The General Antiparticle Spectrometer (GAPS) will carry out a sensitive dark matter search by measuring low-energy (E < 0.25 GeV/nucleon) cosmic ray antinuclei. The primary target are low-energy antideuterons that might be produced in the annihilation or decay of dark matter. At these energies the antideuteron intensity from secondary/tertiary interactions is expected to be several orders of magnitude lower with respect to those predicted by beyond the standard model theories. GAPS will also conduct a low-energy antihelium search and will provide the highest-statistics spectral measurement of antiproton at these energies. Combined, these observations will provide a powerful search for dark matter and for primordial black hole evaporation.
GAPS will use a novel particle identification method based on exotic atom formation and
decay with emission of pions, protons and atomic X-rays from a common annihilation vertex.
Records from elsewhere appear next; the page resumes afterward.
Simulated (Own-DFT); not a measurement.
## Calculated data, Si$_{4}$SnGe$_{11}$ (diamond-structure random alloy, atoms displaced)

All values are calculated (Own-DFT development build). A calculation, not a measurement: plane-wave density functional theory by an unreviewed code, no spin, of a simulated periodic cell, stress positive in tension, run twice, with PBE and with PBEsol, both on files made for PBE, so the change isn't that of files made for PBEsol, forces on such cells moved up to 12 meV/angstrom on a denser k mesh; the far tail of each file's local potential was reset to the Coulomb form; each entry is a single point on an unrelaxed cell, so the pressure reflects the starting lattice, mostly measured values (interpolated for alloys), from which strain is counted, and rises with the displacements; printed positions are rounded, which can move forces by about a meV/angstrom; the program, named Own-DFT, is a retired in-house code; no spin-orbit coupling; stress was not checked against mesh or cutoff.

This detection technique will give GAPS the high rejection factors necessary for rare antinuclei searches.
The detector consists of a tracker, made up by ten planes of lithium-drifted silicon Si(Li) detectors, surrounded by a plastic scintillator
The first of a series of a long-duration Antarctic balloon flight is expected for the austral summer of 2020 or 2021. This presentation covers the scientific motivation for the GAPS experiment, its design and its current status.